My Bruno review ran 11 days ago. Here are excerpts in recognition of opening day:

(1) “I don’t want to sound overly negative here. I did laugh several times during Bruno. I came out in a relatively okay mood, wasn’t pissed off. But a feeling that it didn’t really make it began to grow in the days that followed. I tried writing yesterday about Bruno but the review wouldn’t come, probably because I was torn between laughing and chortling at times and also realizing that the film has hostility and believability problems.”

(2) “The Bruno problem for me is that (a) the tread has worn down on the tires since Borat — a put-on comedy of this kind just doesn’t feel as out-there brash as it did three years ago, in part because it’s harder to believe that the encounters in the film aren’t staged or performed by the victims, (b) the humor is more than a bit cruel and misanthropic at times, and (c) Sacha Baron Cohen‘s Bruno character simply doesn’t work as well as the revolutionary Borat.”

(3) “Borat was funnier because it was at least faintly conceivable that a dorky moustachioed TV correspondent from a small Kazakhstan backwater could be that culturally clueless. But Bruno is no idiot — he’s from Vienna, knows the fashion world, knows the rules of the game. The joke is supposed to be that he’s so blinded by ego, arrogance, ambition and random sexual arousal that he doesn’t realize how offensive and irritating he is to everyone he meets. And that’s just not buyable.”

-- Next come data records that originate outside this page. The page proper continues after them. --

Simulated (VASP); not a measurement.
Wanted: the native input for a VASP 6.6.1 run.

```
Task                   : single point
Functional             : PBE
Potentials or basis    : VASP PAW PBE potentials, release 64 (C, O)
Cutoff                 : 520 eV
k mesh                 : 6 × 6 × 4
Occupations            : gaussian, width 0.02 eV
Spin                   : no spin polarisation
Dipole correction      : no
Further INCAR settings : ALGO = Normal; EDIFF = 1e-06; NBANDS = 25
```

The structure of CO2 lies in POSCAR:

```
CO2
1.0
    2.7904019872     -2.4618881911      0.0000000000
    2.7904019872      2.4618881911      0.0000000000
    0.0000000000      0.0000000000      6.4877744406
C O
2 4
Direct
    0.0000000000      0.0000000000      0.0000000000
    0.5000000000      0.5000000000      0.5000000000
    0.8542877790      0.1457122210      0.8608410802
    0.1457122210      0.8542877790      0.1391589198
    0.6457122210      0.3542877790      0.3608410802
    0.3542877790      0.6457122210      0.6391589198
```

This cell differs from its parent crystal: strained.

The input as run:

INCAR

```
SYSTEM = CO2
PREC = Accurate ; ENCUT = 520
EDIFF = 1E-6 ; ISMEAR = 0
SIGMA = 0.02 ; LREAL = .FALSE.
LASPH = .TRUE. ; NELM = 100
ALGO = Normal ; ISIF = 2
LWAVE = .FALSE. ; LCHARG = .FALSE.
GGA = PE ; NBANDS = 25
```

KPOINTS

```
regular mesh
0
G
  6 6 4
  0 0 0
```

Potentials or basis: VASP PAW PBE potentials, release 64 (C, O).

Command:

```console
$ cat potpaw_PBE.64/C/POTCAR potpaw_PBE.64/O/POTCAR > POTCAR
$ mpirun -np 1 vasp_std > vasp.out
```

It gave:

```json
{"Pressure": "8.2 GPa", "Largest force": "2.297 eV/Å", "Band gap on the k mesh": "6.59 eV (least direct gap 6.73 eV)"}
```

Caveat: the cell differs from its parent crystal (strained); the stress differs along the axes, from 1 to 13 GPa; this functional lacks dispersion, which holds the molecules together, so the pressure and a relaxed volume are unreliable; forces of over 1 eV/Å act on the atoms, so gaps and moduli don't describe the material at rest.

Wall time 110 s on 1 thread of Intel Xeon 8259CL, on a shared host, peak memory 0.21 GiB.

(4) “So what we’re left with is just watching SBC doing his best to put people on and make them squirm as best he can. I’m obviously gay, you’re perhaps a little uncomfortable with gay men, and so I’m going to up the ante more and more until that discomfort tips into some form of hostility (usually suppressed). Over and over and over. Because I’m convinced that you’re a yahoo of some kind, and the point of this film is to expose you as same and too bad if you don’t like it, Ugly American.”

(5) “Clips and promotions and put-ons are one thing, but when you sit down for a movie you expect a certain build-up of dramatic and emotional elements — you need to see characters and story threads start to take shape and transform and pay off in some way. Bruno never even tries to get off the ground in this sense.”

(6) “Laugh-out-loud amusing and ‘outrageous’ as it sometimes is, Bruno — oddly — isn’t all that funny. Certainly not in a convulsive sense. It’s basically a series of misanthropic ‘screw you’ jokes — 82 minutes worth of effete put-on gags, each one meant to provoke homophobic reactions to SBC’s flamboyantly gay, blonde-coiffed Austrian fashion reporter.”

(7) “Remember that moment in Mad Dog and Glory when Robert DeNiro‘s cop character tells Bill Murray‘s mafioso character (who does a little stand-up) that jokes don’t work as well when they’re ‘aimed out’ and that people tend to laugh more when they’re ‘aimed a little more in’ — i.e., at the teller?”